Don’t worry about the chickpeas because you don’t need them for this cleanse-approved hummus recipe. The beautiful color comes from the red bell pepper and sun-dried tomatoes, which add a beautifully tanginess to the dip. The zucchini and tahini make this deep creamy in a somewhat rustic way.

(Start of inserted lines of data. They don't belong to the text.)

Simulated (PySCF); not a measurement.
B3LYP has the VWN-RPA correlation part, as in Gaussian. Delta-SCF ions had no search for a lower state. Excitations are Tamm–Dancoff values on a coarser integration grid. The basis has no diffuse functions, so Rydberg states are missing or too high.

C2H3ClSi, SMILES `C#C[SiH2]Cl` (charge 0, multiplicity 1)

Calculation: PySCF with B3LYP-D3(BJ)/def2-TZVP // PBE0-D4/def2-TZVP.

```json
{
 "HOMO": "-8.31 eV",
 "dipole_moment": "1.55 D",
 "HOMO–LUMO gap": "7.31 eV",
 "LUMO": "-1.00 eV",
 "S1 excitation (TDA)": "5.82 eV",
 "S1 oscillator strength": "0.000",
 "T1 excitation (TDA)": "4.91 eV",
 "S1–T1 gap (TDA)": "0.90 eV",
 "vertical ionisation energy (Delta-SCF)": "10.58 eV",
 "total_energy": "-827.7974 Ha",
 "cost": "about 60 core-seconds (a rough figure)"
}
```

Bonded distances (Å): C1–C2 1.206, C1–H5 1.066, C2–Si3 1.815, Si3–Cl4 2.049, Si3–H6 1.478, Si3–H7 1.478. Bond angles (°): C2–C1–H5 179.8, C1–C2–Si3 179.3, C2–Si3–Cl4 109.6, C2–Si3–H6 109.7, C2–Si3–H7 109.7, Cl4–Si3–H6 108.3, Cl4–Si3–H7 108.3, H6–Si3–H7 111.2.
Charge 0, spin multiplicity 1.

The only thing that you need is a great blender or a food processor. Sorry, folks, but the run-of-the-mill blender won’t cut it for this recipe. You need that high-powered engine!
- Prep Time: 5m
- Total Time: 7m
- 2 tbsp. freshly squeezed lemon juice
- 1 tbsp. extra-virgin olive oil
- 1/3 c tahini, plus more to taste
- 1 c zucchini, peeled and chopped
- 1 c red bell pepper, seeded and chopped
- 1/4 c sun-dried tomatoes (not in oil)
- 1 garlic clove, minced
- 3/4 tsp. sea salt, plus more to taste
- 1/8 tsp. coconut aminos, plus more to taste
- 1/8 tsp. cayenne pepper (more if you like spice)
- Add all of the ingredients to a high-speed blender or food processor and blend until creamy. It may take about one minute or so to blend everything.
- Taste and adjust with more seasonings, lemon juice, or tahini if necessary.
- Spoon the dip into a bowl, cover with plastic wrap, and place in the refrigerator for a couple hours so it can thicken.
- Remove from the fridge and serve with raw carrot and celery sticks.